Despite the fact that we have no fruit trees on our property, we found ourselves in ample supply of apples this fall, thanks to neighbors' and families' trees. And as usual, those with laden trees are more than happy to have you pick surplus rather than facing the messy ground clean-up of fermented fruit, half eaten by squirrels, birds and dogs.
Years ago during my first marriage, my parents gave us an old-fashioned cider press made by Jaffrey. In splitting up the household inventory during the divorce, I neglected to make note of the apple press and it sat with my son's father for years. Recently, he decided to downsize his home and returned the press to me. It sits on display in our family room just off the kitchen, part of my food-obsessed home decor. When sizing up the overage of this season's apples, it didn't take me long to decide cider making was in the offing.
We made three batches of cider over a period of two weekends with great success. With each round, we included apples from at least two trees of different varieties to round out the flavor. In our mix were Granny Smith, Jonathans and Red Delicious. Knowing that we would be drinking raw cider, we used apples picked directly from the tree, none that were on the ground. Ground apples are more susceptible to microbial contamination from animal droppings. Two bushels of apples is a good amount for a cider pressing and will yield about two to three gallons of cider. After picking the apples, we fill the containers with water and let the apples soak. That helps remove dirt and debris as well as worms (not that a few worms matter much when pressing cider at home).
The washed apples are tossed whole into the grinder, which is turned manually. The apple bits land in a wooden drum that is lined with a nylon mesh bag. As the drum begins to fill, cider starts to seep, and a hole in the wooden tray under the drum allows the cider to collect in a bowl or pot. But that's just the start. Once the drum is full, a wooden disk is inserted over the top of the chopped apples and the screw press is tamped down. As the apple mash is compressed, the cider flow increases dramatically.

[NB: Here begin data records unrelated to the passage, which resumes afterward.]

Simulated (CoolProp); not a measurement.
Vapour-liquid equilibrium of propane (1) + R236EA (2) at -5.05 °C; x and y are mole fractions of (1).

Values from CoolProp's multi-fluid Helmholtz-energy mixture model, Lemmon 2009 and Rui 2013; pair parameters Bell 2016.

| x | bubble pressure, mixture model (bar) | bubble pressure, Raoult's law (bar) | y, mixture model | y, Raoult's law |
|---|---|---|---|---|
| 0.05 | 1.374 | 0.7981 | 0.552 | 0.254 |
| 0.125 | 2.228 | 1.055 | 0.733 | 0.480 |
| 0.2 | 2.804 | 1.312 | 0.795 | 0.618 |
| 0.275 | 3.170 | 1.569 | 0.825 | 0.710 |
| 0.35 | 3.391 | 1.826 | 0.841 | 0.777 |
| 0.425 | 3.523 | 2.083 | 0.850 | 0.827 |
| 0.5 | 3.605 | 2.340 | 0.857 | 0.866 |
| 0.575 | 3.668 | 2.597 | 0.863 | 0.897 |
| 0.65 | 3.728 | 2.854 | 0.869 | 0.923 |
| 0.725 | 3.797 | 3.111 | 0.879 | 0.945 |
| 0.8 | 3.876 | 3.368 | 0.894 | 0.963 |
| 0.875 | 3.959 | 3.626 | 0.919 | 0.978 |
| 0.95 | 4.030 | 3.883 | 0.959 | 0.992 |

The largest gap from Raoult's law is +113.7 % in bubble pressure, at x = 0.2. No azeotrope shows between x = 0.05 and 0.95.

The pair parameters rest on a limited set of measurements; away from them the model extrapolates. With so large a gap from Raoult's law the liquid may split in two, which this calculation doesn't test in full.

Pressing cider is not a one-man job. A minimum of three people is needed, making the process perfect for a fall gathering or family activity. During our first stint, my teenage stepson managed to coax his father out of the Bat Cave (our friendly name for physicist-dad's home electronics lab), and by gosh, if Herr Professor didn't actually have a good time! My 4-1/2 year-old nephew was more than a bit excited to be included in our second effort, along with his mom and my dear friend, Barb. During the grinding stage, one person tosses the apples into the grinder, another turns the grinder crank and a third helps to balance the press. For pressing, one person turns the screw press and another ensures the cider receptacle remains properly aligned, switching it out as it fills.
In return for sharing apples, our neighbors received über-fresh apple cider in quart jars filled right from the press. I felt like I was carting off moonshine as I meandered through the neighbors' backyards with my liquid-filled quart canning jars. A friend and my sister went home with containers of fresh cider as well.
We had more than our fill of fresh cider so I decided to process eight quarts for later consumption. I was tempted to start a batch of hard cider but decided I didn't have quite enough to justify the expense of purchasing the equipment. Maybe next year. Apple cider can be frozen or canned. I chose to can cider, following the simple directions provided by the National Center for Home Preservation.